Mark Pilgrim reports that he’s been misusing the HTML cite
element all these years because the HTML 5 definition contradicts his use of cite
to wrap authors’ names. Just when I was about to crow excitedly that I’d always said he was wrong, I checked the old specs and discovered we both were—or actually, that HTML 4 was wrong.
For what it’s worth, the element cite
originally got its name and meaning from the
@cite
request in Texinfo (documented at least as far back as 1988), and the
description there refers simply to book titles:
Use the `@cite' command for the name of a book that lacks a companion Info file. The command produces italics in the printed manual, and quotation marks in the Info file.
The HTML 2 spec (1995) also mentions book titles only:
The CITE element is used to indicate the title of a book or other citation. It is typically rendered as italics. For example:
He just couldn't get enough of <cite>The Grapes of Wrath</cite>.
Both mention that titles are usually shown italicized.

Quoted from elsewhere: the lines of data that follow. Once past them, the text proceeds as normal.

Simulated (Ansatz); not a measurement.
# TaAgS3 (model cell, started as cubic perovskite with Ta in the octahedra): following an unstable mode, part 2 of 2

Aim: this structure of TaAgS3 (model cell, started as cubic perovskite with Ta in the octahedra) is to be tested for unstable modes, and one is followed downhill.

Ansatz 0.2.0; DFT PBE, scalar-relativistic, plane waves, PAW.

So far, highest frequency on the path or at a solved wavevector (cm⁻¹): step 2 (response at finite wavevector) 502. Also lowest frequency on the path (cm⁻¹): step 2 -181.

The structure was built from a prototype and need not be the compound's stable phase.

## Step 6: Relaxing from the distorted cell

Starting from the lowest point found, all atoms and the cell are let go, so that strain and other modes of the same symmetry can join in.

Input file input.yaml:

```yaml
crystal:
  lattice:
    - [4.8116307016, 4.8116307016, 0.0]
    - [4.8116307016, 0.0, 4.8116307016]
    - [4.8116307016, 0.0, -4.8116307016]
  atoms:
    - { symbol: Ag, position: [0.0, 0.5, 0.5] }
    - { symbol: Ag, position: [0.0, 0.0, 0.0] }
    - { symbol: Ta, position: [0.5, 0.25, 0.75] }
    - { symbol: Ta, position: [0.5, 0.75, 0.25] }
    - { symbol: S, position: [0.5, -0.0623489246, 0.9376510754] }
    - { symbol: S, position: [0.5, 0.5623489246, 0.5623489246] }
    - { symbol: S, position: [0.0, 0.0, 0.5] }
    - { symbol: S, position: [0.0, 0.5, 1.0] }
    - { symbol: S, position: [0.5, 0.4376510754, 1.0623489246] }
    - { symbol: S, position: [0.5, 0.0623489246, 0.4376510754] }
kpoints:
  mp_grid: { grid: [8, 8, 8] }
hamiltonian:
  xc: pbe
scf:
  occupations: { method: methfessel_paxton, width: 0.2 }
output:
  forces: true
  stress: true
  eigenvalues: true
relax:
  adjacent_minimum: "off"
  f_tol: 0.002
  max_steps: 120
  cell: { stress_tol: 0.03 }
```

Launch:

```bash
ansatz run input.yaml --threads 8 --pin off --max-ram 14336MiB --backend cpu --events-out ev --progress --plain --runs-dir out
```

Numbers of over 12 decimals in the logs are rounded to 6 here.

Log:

The HTML 4.01 definition (1999) is ‘contains a citation or a reference to other sources’ which would be vaguely consistent with HTML 2, except the examples they supply show it used to surround the name of a speaker and a coded reference, not book titles:
As <CITE>Harry S. Truman</CITE> said,
<Q lang="en-us">The buck stops here.</Q>
More information can be found in <CITE>[ISO-0000]</CITE>.
Please refer to the following reference number in future
correspondence: <STRONG>1-234-55</STRONG>
Both of their examples would not normally be italicized. Obviously the authors of the
HTML 4 recommendation were guided not by existing definition or usage in existing
documents, but by the name of the element. To my mind this constitutes poor scholarship,
the same sloppiness that has caused the dfn
and var
elements to lose their original
meanings.
The result of this is that HTML 4 changed the meaning of one of the OH SO IMPORTANT
semantic elements, which in turn does rather indicate that the semantic content was
perhaps not so important as all that, given that no-one working on HTML 4 knew or cared
what the established meaning of the cite
element was!
And before you accuse me of being some proponent of wysiwyg point-and-drool word-processing, check out the articles on this very web site. There are documents going back over ten years, and for the first few years I consistently used cite
for book titles, which was correct according to HTML 2, but incorrect according to HTML 4. Since I switched to using Markdown to write my articles in, I have lost the facility to easily distinguish italicized book titles from italicized anything else—but after years of careful, pedantic mark-up with no reward I find I don’t care any more.